This post was updated on 9 August 2023 to include changes to the axios
library — removing the install of @types/axios
.
In 2009 Node.js opened up a door for front-end developers to dip their toes into the world of servers without having to leave the comfort of their language.
It's almost effortless to get started with Node. You can basically copy-paste an entire HTTP server into existence and then install an ODM and you've got your CRUD app ready to roll!
You could even add a few lines and have your favourite application monitoring tool for Node.js added in a few minutes. However, if we've learned anything from the amazing Spider-Man, it's that with great power, comes great responsibility.
So, in this article, we're going to discuss how you can wield your Node-given powers responsibly, and design servers that don't just work, but are also resilient and adaptive to failures.
Resiliency and Chill
One of the biggest names in the industry when it comes to server resiliency design is Netflix. They are extremely dedicated to designing robust systems that will serve us all seasons of Grey's Anatomy any minute of the day!
But what is this "resiliency" anyway?
Well, resiliency is just a fancy word for the ability of your system to recover from failures and continue operating.

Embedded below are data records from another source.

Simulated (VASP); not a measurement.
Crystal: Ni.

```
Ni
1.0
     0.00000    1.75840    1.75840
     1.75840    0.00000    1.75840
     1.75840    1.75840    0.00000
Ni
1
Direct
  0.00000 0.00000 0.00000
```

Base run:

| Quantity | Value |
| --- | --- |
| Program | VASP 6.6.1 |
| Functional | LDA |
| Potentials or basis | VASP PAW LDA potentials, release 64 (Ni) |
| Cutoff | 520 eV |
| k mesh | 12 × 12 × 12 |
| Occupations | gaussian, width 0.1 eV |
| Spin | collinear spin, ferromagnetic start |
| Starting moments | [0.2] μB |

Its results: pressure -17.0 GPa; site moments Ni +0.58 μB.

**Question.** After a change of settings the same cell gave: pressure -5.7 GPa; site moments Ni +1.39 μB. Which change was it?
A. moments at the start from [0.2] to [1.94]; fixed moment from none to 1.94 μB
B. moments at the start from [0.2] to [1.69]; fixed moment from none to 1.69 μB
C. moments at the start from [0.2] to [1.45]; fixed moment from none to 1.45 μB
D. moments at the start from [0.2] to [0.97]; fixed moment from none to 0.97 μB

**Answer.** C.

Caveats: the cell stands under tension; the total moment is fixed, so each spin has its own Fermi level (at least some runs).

If the power goes out and it continues to work, your system is resilient. If there is an equipment failure and the system keeps on going, it is even more resilient. If you hit it with a baseball bat and the system is still up... you get the idea.
However, in our case, we're more interested in providing API resiliency. So, let's see how we would identify a resilient API. What are some of the core principles of a resilient API?
Well, let's learn from the pros. Let's see what Netflix has to say about it.
Netflix defines the principles of resiliency as follows:
- A failure in a service dependency should not break the user experience.
- The API should automatically take corrective action when one of its service dependencies fails.
- The API should be able to show us what's happening right now, in addition to what was happening 15-30 minutes ago, yesterday, last week, etc.
They are also responsible for fault tolerance libraries and sophisticated tools for dealing with latency and fault tolerance in distributed systems.
To deal with the problem of fault tolerance, most of these solutions use a popular software design pattern called circuit-breaker, which is the exact pattern that we're going to be discussing in detail in the upcoming sections.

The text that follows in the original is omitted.